Giorgio Vasari’s Lives of the Most Excellent Painters, Sculptors, and Architects (1550) is the textbook reference for any art history student. It tells anecdotes (some invented, some true) relating to most – primarily Florentine – Renaissance artists. What has Vasari got to do with a talented snowboarder like Xavier de le Rue, Freeride World Tour Champion, X-Games Border Cross and Snowboard Cross Champion, winner of the Verbier Extreme (to name but a few exploits)? Actually, more than you’d think.
“Personnage atypique, un peu reveur”, “Combining the essential love of exploration with the philosophical outlook that French sportsmen and artists so often embody”, Xavier is all this and more. Easy-going, with a cheerful soul and really modest, despite all the things he has achieved, talking to him becomes an enjoyable chat. In Courmayeur for some powder, I caught up with him.
Xavier, are you a dreamer and an artist, as you come across in the film Lives of the Artists? (http://www.youtube.com/watch?v=ohFcQ1dOE38)
Well, so it would seem! That was an interesting interview, we really delved into the themes surrounding my interests, my activities and my life as a snowboarder.
In this film and in White Noise (https://vimeo.com/54230904) you talk about the rational side and the emotional side when tackling a difficult run. Can you explain?
When you are on top of a mountain, ready to go, it’s a really intense moment. You have a series of thoughts mingling in your head. On the one hand, the rational side tells you that you should be careful, perhaps avoid such exposed ridges or dangerous couloirs, but then your emotional side knows that the sensations felt whilst riding are priceless.
In what way?
They connect you with the mountains and convey a sense of respect for what surrounds you. Without them, it would probably be easy to listen to people telling you that what you do is risky, but then, life is there to be lived, isn’t it?
And you have certainly lived your life to the full, devoting so much time to competitions. Have you completely abandoned them?
For boarder cross, entirely, I will still do Verbier Extreme, as I think that it is a Freeride Competition, which fits my riding style. I may do one more Freeride World Tour, but I am not so sure.

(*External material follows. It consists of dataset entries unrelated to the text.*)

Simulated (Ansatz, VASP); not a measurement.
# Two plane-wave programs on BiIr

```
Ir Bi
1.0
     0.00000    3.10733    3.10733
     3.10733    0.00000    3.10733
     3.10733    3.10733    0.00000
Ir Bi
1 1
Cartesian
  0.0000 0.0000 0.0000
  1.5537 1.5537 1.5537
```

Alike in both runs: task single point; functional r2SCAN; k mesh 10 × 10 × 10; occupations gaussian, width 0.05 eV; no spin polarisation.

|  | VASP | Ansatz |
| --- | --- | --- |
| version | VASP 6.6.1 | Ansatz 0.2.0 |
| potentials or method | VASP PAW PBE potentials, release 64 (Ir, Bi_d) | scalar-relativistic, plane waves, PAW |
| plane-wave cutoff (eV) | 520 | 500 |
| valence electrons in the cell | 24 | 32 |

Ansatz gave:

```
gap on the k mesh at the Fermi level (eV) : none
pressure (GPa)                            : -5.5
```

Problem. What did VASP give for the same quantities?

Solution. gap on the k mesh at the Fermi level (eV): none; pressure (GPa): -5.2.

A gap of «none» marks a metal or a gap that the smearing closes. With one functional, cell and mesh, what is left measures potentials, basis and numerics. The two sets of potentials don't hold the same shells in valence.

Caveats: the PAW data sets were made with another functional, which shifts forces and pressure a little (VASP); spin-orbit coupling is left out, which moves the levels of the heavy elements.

So you will focus on films. Is TimeLine Missions (http://www.timelinemissions.com) your idea?
Well, mine, my photographer’s (Tero Repo) and cameraman’s (Guido Perrini). Mathieu Giraud came shortly afterwards. Tero, Guido and I had been working together for sometime, and creating this venture was a natural process. Other people entered into our team and now we are also a production company, not only working for my projects, but for other people, as well.
Are you looking for another film project at the moment?
Yes, we are. It will most probably be with Sam Anthamatten (see the entry on this blog https://luciaprosino.wordpress.com/2014/01/20/being-bold-samuel-anthamatten/)
You may have seen Mission Steeps https://vimeo.com/83378522 and this film will be a sort of sequel to that, focusing on Spitzbergen. We will have a different approach, but I cannot reveal too much, as it is a surprise!
Do you think that working on so many films has made you a more experienced rider?
Well, I am not so sure. As far as the riding itself is concerned, I feel I am much safer and can still go down exposed ridges, but I choose the right time carefully.
There are certainly many people who ride and then go into films, but it is rather difficult to come up with original ideas. I have been lucky enough to be working with Tero and Guido for a long time: we have built up some considerable experience and we always try to do something that really stands out. Our aim is to progress and deliver new material each time. And now we are able to carry on with our projects without sponsors.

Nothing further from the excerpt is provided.